It’s important to reiterate that this is not an instruction manual. Do not try to plug numbers into an Excel spreadsheet built along these lines. Doing so would require far more precise forecasting than is feasible for ordinary humans. But the additional contribution it makes to our overall framework is invaluable.

As a result of the original dividend discount model and its multi-stage extension, we now understand that when evaluating stock prices, we need to consider (i) market rates of return, (ii) corporate risk, (iii) how much of a premium we expect to receive to compensate us for the risks we take, (iv) present dividends if any (v) future dividends, (vi) the amount of money retained by the company, and (vii) and how effectively the company is able to use the capital at its disposal.

Notice how we are now moving closer to the sort of fundamental analysis experienced investors recognize and apply. But we’re not all the way there yet. So let’s continue.

** ****The EPS fiction**

The day-to-day reality you observe includes little discussion of dividends, present or future, except for those investors who specifically want to emphasize income stocks. In fact, we might even observe that investment analysis today seems to have become uncoupled from dividends. We understand the challenge of dividend-based investing; the multi-stage dividend model illustrated above would pretty much have to represent the template for most real-world situations, given our expectations relating to retained earnings and near-term, and even long-term, higher-than-infinite-rate growth expectations. Yet the model is too cumbersome for actual use.
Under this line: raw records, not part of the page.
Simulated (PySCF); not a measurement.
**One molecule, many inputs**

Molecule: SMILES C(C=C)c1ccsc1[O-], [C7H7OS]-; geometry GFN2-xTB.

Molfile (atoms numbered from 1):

The practical solution traces back to modern approaches to reinvestment of profits. For better or worse, the investment world has reached the point where shareholders are so supportive of management decisions to retain and reinvest profits in whole or in large part, that they behave *as if *all of the profits of the company were paid to them as dividends and *as if*they freely chose to reinvest the money back into the company. Obviously, this is fiction. But it’s a vital fiction. It’s what paves the way for valuing stocks on the basis of profit, or earnings per share (EPS), the source from which dividends come.

So now, instead of looking at dividend yields, we can substitute an earnings (E) yields, which are computed as follows:

Earnings Yield = E/P

Here comes another culture thing. Does E/P look familiar? It should. Turn it upside down and we get something you see all the time: P/E!

Now, here’s the fun part for those who love theory. We can substitute E into the dividend discount model and wind up with a formula that gives us an ideal P/E.

- P = D / (k-g)
- D = E * dp where dp is the Payout Ratio, the percent of profits that are paid out as dividends
- Therefore . . .

- P = (E * dp) / (k-g)
- Now applying some basic algebra, we can divide each side of the equation by E and get . . .

- P /E = dp / (k-g)

Again, the realities of the need for an infinite growth assumption and the prospect that a payout ratio might be zero make this difficult to use day to day in the real world (I think I’m safe in assuming nobody wants to take the trouble to use a multi-stage approach every time they look at a stock). But it nails down some very important things about P/E ratios:

- Faster growing companies really do deserve higher P/Es (it’s not just something somebody on TV makes up to help him or her push stocks.)
- We know this because as g rises, the denominator of the dp/(k-g) fraction shrinks, and as the denominator shrinks, the result, P/E, rises.

- Shares of riskier companies should fetch higher P/Es (this, too, is real; it’s not something made up by TV cynics who want to argue against the other talking head who is advocating higher P/Es for growth stocks).
- We know this because riskier companies have higher Betas and higher Betas make for higher k values, as we saw in the first installment of this series. And as k rises, the denominator of the (k-g) fraction rises and that translates to smaller numbers for the final result, P/E.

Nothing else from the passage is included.